Doing a quick test of the form
testfunc() {
hadoop fs -rm /test001.txt
hadoop fs -touchz /test001.txt
hadoop fs -setfattr -n trusted.testfield -v $(date +"%T") /test001.txt
hadoop fs -mv /test001.txt /tmp/.
hadoop fs -getfattr -d /tmp/test001.txt
}
testfunc()
testfunc()
resulting in output
... during second function call
mv: '/tmp/test001.txt': File exists
# file: /tmp/test001.txt
trusted.testfield="<old timestamp from first call>"
...
it seems like (unlike in linux) the hadoop fs mv
command does not overwrite a destination file if already exists. Is there a way to force overwrite behavior (I suppose I could check and delete the destination each time, but something like hadoop mv -overwrite <source> <dest>
would be more convenient for my purposes)?
** By the way if, I am interpreting the results incorrectly or the behavior just seems incorrect, let me know (as I had assumed that overwriting was the default behavior and am writing this question because I was surprised that it seemed not to be).

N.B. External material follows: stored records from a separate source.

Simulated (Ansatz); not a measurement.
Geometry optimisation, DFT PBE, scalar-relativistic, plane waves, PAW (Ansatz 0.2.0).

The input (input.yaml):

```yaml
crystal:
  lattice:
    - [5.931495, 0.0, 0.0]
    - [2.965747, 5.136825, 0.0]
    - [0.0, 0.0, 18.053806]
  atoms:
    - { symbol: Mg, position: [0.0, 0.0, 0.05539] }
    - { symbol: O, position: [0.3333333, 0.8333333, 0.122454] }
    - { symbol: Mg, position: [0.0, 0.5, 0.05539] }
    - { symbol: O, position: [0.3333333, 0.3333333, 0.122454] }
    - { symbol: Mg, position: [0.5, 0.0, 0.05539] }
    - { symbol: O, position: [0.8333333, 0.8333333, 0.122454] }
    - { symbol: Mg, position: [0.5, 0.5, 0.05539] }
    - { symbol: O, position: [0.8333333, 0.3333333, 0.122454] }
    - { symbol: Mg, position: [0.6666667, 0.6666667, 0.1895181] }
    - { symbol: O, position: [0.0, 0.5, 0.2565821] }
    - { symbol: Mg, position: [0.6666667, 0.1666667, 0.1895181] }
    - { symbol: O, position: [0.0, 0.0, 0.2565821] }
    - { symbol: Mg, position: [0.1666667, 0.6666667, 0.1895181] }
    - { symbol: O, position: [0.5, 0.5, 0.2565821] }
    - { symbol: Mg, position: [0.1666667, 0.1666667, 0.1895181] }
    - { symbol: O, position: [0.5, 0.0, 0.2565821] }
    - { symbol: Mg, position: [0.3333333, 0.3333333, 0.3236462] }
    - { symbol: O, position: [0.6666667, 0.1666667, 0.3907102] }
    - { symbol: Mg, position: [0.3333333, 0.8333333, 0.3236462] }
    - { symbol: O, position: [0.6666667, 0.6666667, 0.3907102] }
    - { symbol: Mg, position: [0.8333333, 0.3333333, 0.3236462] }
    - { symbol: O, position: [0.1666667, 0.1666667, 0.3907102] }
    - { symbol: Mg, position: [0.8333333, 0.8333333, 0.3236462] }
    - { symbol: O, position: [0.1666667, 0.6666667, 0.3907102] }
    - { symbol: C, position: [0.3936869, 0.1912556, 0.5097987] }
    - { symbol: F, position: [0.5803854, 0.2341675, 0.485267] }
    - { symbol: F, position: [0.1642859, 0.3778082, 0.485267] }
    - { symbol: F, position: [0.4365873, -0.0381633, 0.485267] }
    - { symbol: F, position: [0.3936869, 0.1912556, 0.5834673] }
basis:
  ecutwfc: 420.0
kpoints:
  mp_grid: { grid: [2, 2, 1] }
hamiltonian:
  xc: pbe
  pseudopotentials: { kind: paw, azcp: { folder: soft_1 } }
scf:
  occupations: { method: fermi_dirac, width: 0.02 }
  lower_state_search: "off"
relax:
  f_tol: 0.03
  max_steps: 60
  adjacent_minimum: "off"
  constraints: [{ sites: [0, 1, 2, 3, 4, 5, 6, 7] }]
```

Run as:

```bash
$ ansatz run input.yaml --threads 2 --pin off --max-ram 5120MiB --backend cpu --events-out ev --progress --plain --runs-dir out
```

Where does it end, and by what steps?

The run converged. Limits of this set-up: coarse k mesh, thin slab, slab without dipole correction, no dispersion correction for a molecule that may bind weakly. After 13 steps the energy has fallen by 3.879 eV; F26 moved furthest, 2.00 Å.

I think there is no straight option to move and overwrite files from one HDFS location to other although copying (cp command) has the option to force (using -f). From Apache Hadoop documentation (https://hadoop.apache.org/docs/r1.2.1/hdfs_design.html), it is said that Hadoop is designed to use write-once-read-many model which limited overwriting.